The Minnesota Golden Gophers are entering Year 4 of the P.J. Fleck era, putting his coaching staff’s recruits front and center as the team looks to a replace a number of starters from a season ago. There are a lot of position groups with questions to answer ahead of a potential 2020 season, and some units are looking better than others.

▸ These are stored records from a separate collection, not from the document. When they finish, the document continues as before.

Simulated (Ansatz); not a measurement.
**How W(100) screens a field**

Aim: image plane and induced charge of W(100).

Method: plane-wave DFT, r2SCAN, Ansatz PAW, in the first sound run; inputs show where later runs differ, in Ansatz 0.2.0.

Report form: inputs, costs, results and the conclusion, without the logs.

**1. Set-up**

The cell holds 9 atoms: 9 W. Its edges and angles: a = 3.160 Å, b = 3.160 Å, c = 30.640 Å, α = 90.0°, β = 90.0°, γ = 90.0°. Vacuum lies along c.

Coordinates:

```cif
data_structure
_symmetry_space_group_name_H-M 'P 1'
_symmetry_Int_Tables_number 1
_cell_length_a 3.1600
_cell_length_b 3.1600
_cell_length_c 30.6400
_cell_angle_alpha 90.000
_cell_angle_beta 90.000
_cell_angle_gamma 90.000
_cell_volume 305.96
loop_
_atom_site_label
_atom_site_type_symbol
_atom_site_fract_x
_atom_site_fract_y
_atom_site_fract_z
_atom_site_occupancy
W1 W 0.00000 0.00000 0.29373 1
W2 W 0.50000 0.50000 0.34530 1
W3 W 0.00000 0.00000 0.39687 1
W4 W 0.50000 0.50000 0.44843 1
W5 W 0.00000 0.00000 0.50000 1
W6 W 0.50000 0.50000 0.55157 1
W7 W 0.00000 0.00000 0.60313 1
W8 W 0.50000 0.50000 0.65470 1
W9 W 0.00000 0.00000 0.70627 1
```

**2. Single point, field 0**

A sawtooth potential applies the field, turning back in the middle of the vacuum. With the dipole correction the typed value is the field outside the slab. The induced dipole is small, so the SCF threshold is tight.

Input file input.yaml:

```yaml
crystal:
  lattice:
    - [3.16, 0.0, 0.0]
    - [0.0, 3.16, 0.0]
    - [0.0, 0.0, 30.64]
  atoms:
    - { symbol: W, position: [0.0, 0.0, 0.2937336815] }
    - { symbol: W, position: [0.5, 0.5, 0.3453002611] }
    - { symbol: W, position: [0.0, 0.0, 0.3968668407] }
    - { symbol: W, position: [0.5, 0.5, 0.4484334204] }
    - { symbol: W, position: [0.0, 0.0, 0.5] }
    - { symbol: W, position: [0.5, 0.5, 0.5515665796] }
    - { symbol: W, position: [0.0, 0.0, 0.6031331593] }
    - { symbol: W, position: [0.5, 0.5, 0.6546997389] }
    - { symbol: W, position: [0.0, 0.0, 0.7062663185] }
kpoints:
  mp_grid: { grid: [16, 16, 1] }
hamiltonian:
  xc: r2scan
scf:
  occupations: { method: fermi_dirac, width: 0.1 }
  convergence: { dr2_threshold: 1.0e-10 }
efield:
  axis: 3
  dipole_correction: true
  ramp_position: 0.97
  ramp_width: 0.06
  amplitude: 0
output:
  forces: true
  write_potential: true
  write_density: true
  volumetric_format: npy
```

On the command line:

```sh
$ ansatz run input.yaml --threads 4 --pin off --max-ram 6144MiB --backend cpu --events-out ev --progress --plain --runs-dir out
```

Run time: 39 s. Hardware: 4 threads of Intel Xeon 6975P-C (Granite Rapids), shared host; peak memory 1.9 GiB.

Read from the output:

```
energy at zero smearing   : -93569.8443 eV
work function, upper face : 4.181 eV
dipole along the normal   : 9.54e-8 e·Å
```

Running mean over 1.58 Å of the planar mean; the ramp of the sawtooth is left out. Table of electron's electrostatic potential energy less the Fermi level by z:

Here is how I would rank them (and feel free to disagree):
Kamal Martin and Thomas Barber have both graduated. Braelen Oliver suffered a lower body injury in spring practice that would sideline him for most, if not all, of a fall season. That leaves junior Mariano Sori-Marin as the most experienced linebacker on the roster, with Thomas Rush transitioning to a rush end role. This position group is the biggest question mark on the roster. Redshirt sophomore Josh Aune and redshirt freshmen James Gordon and Donald Willis will all likely see the field, and I have no doubt growing pains are in order.
9. Special Teams
Kicker Michael Lantz had a decent freshman year, despite missing a couple games due to injury. Punter Jacob Herbers has graduated, and the Gophers went all the way to Australia to find his replacement. Mark Crawford was a Signing Day surprise last year and I’ll be very curious to see if he was worth the trek. Hopefully someone can challenge Grant Ryerse for kickoff duty, because the kickoffs last season were... not great. Improvement needed.
8. Defensive Line
This is a position group with a lot of potential. There’s a very real possibility that this could be an upgrade from 2019, but that might be more of a prediction than an expectation. Carter Coughlin leaves a huge hole at rush end, and defensive end Winston DeLattiboudere and defensive tackle Sam Renner were both stalwarts up front. Nose tackle Micah Dew-Tready is the lone returning starter, but I don’t expect Keonte Schad to miss a beat as the three-technique tackle. Boye Mafe will take over at rush end and I think he has the talent and skill to be even better than Coughlin. I’m less bullish about Esezi Otomewo on the opposite side, but we’ll see what he does with a starting role. More than anything, there is a lot of raw talent on the defensive line, as the coaching staff has loaded up in the last couple recruiting classes. I’m excited to see what they can do.
7. Wide Receiver
I know this is where I am bound to get pushback, but hear me out. Rashod Bateman is the best receiver in the Big Ten, and one of the best in all of college football. But he and Chris Autman-Bell are the only known commodities in this group, and I don’t think it is fair to expect Autman-Bell to step in and replace the production of Tyler Johnson, one of the most prolific pass catchers in program history. Like everyone else, I trust the coaching staff’s track record of recruiting and developing elite talent at the receiver position, but faith only gets you so far. There are simply too many unknowns here for me to rank this group higher.
6. Offensive Line
It is tough to know where to rank this group, because the top six offensive linemen are outstanding. The starting five might be one of the best in the Big Ten. But beyond that, we don’t know much about the underclassmen. It’s especially difficult to evaluate this group because second-string offensive linemen very rarely see game action unless catastrophe strikes or the score is lopsided late. Smack dab in the middle seems about right.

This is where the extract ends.